Interactive Runs#

Interactive runs give the ability to debug and iterate quickly inside your cluster in a secure way. Interactivity works on top of the existing MosaicML runs, so before connecting a run workload needs to be submitted to the cluster. For security purposes storage is not persisted, so we recommend utilizing your own cloud storage and git repositories to stream and save data between runs.

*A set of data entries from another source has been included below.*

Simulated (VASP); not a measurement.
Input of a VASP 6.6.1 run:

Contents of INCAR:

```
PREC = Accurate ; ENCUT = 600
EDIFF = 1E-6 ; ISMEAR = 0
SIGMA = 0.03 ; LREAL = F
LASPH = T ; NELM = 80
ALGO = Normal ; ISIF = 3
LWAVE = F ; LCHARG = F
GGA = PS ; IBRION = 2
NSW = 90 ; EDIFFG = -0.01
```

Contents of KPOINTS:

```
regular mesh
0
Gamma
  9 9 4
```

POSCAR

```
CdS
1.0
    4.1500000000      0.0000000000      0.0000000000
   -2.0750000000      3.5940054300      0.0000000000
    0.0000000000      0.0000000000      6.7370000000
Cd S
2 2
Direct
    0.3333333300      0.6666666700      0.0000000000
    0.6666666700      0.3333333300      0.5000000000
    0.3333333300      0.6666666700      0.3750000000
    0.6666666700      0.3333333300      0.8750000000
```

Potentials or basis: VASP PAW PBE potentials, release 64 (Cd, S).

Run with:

Launch an interactive run#

Launching new runs

All runs on reserved clusters can be connected to, regardless of how they were launched. This section goes over mcli interactive, which is a helpful alias for creating simple “sleeper” runs for interactive purposes. You can also create a custom run configuration for interactive purposes through the normal mcli run entrypoint

Launch an interactive run by running:

mcli interactive --max-duration 1 --gpus 1 --tmux --cluster <cluster-name>

This command creates a “sleeper” run that will last for 1 hour (--max-duration 1), request 1 GPU (--gpus 1) and connect to a tmux session (--tmux) within your run. The --max-duration or --hours argument is required to avoid any large, accidental charges from a forgotten run. The --tmux argument is strongly recommended to allow your session to persist through any temporary disconnects. mcli will automatically try to reconnect you to your run whenever you disconnect, so utilizing tmux dramatically improves this experience.

Note that interactive runs act like normal runs:

BASH

# see interactive runs on the cluster
mcli util <cluster-name>

# your interactive runs will show up when you call "get runs"
mcli get runs --cluster <cluster-name>

# get more info about your run
mcli describe run <interactive-run-name>

# stop your interactive run early
mcli stop run <interactive-run-name>

# delete it
mcli delete run <interactive-run-name>

PYTHON

from mcli import get_run, get_cluster

# see interactive runs on the cluster
cluster = get_cluster('cluster-name'):
print("Active runs in:", cluster.name)
for run in cluster.utilization.active_runs_by_user:
    print(run.run_name, run.user)

# get your interactive run
run = get_run("interactive-run-name")
print(run)

# stop your interactive run early
run.stop()

# delete it
run.delete()

Full documentation for the interactive command

Multi-node support

Multi-node interactive runs are currently only supported on reserved, single-tenant clusters

usage: mcli interactive [-h] [--hours [HOURS]] [--name NAME] [--image IMAGE]
                        [--max-duration MAX_DURATION]
                        [--cluster OVERRIDE_CLUSTER]
                        [--gpu-type OVERRIDE_GPU_TYPE]
                        [--gpus OVERRIDE_GPU_NUM]
                        [--instance OVERRIDE_INSTANCE]
                        [--nodes OVERRIDE_NODES]
                        [--node-names OVERRIDE_NODE_NAMES] [--no-connect]
                        [--rank N] [--command COMMAND | --tmux]
                        [HOURS]

Positional Arguments#

HOURS: Number of hours the interactive session should run

Named Arguments#

--hours

Number of hours the interactive session should run

--name

Name for the interactive session. Default: “”interactive””

Default: “interactive”

--image

Docker image to use (default: “mosaicml/pytorch”)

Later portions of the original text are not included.